Sometimes a glimpse of the road ahead has you wondering where it squeezes through?

Sometimes a glimpse of the road ahead has you wondering where it squeezes through?

 

Coalbank Pass' road as an engineering marvel stretches out below

Molas and Coalbank Pass’ road as an engineering marvel stretches out below

I had heard Monarch is one of the higher passes, but had no idea normal cars would be routed over anything like Red Mt (and it’s requisite partners Molas and Coalbank) year round.  Poor Marfa, her transmission started to overheat as indicated by a little red warning light.

Removing ALL cardboard from radiators and checking transmission fluid!

Removing ALL cardboard from radiator, trans cooler and checking transmission fluid!

14 miles uphill at 20-28 mph, no guard rails, thousand foot cliffs, very few pullouts, warnings not to stop secondary to avalanche areas and more than a few ice chunks falling on us while we crawled!  WOW!  Did I say Monarch was stressful?  We pulled into a small passing area and I pulled all of the cardboard that had been shielding the shivering radiator and transmission cooler from the Winter’s air for the past months.  Poor gal, she needed all the air we could give her on THIS climb!  We made it.

Arriving at Durango Mountain Resort (formerly Purgatory) we knew the right move.  Pull in, stay, ski!   (hee hee)  A great dinner was had and improved immensely by visiting across tables with two new friends from Tucson, Angelo and Debbie.  Plus there was a torchlight parade!  Could  it get any better with careful planning?  (As you know, “Serendipity is often our guide!”)

-David

(Fast Wifi allowed lots of pictures today courtesy of Durango Joe’s Coffee)

20 responses to “DAY 158 2/15/2013 Farewell Friends and Monarch!

  1. Awesome post David. Glad you made it through the pass safe and sound. I know how those Coloradoans like for you to pull over for them to pass. Have another adventure for me tomorrow.

    • Texans too like the trailers and slowpokes to pull aside. We only do what’s safe…amazing how that state carries into most activity, yet mt biking and skiing is still with a “reasonable state of abandon”. That mindless, trusting state where “WE” belong on the planet! Make decisions that fit the instant. I do, however, listen to the little voice: “Oh that’s easy”…jump right in /vs/ “that rock looks loose” or “something pauses me” and step right off. We are looking at touring Spruce Treehouse at Mesa Verde and hiking or snowshoeing tomorrow! I really won’t mind having a job again when I get home; so much reminiscing! For now though, Tramp-on
      -David

  2. livingstonfamilyadventures

    Wow. What an adventure!!! Glad you made it over the pass safely. I am so thankful for internet to keep us virtually close.

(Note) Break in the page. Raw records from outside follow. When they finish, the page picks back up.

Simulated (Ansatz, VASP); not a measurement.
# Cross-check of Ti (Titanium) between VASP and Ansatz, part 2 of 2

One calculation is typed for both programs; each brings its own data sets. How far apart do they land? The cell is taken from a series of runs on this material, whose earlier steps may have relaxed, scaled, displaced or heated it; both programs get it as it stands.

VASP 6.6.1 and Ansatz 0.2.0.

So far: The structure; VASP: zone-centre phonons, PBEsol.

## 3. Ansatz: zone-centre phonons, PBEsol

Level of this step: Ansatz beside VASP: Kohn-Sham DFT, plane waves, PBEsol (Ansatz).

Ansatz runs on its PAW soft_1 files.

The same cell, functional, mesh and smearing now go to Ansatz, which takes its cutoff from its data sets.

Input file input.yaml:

    • Virtual IS really something! Thanks for following, we are safe at Mesa verde and looking forward to seeing what we can see! Say hi to the boys and be sure they know we miss ’em and wish we’d made a more proper goodbye. Guess they meet a lot of folks on the road…see us all coming and going.
      -David

  3. your story reminds me of driving a truck for Dot Foods in the mid west in freezing rain…it takes ALL of your attention and is terribly draining…I’m sure you slept well afterwards!

    • WOW Dot Foods Truckers! Glad you survived. Tis amazing how much attention decent driving takes, yet people readily devote their attention to so much else while driving… I always sleep well. Such a blessing!
      -David

  4. Colorado winter driving….fun isn’t it? If they plowed back east like CO plows, the roads would be shut down for weeks. After living in CO for the past 17 years, the roads and lack of guard rails are just the norm now. I’m reminded when family from IL visits it can be scarey and add in a little ice and snow…..white knuckles for sure. Enjoy Durango!

    • Thanks Ingrid. I am not a timid driver, but the little train who could was puffing and puffing. (Check out recalcroute ‘s blog to see their financials…they are >2 years RV on the road with three daughters, while dad works online!)
      -David

  5. Great writing, great photos. So glad you made it to the safety of a ski resort! Your trajectory looks like you are headed to the Grand Canyon – just saying…

    • At Mesa Verde now! As usual we don’t plan much and we just see how much daylight, dry road and alertness the driver has. Next stop, Navajo “headquarters” to see if we can camp on the way to Grand Canyon? 289 miles can be done, but we’d rather do two days and visit the Navajo National Monument along the way. By the way, any idea who inspired this trip…?

  6. vminichiello@gpstrategies.com

    I’m even stressed reading this!! Looks awesome though! much love from MD

  7. Can’t wait to hear about Mesa Verde! Take your time – you probably won’t be out that way again any time soon. Great part of the country. So what is your inspiration?

  8. We passed you outside of Cortez on Tuesday. Sounds like a great trip. You may enjoy reading about ours, as well: http://www.ourlifeontheroad.com.

    Best of luck!

    • WOW, our first known unsolicited comment. Knew we put those stickers on for a reason…ha ha ha…
      I’ll go see what you are up to. No wonder you passed us, we go uphill SLOW. Thats OK though, I get to look around more. We just parked at Grand Canyon…looks like they had snow and freezing rain…slow was good here too. Can’t wait to see what you’re up to.
      -David

    • David and Jane, I hope you had the time to check out this blog. There journey was inspirational! It’s a good reminder that there is a journey to come after the trip. Who knows where this will lead you!

  9. Glad you made it safe. Miss you guys! Riding Monarch isn’t the same without hearing David’s “woohoo’s” through the trees!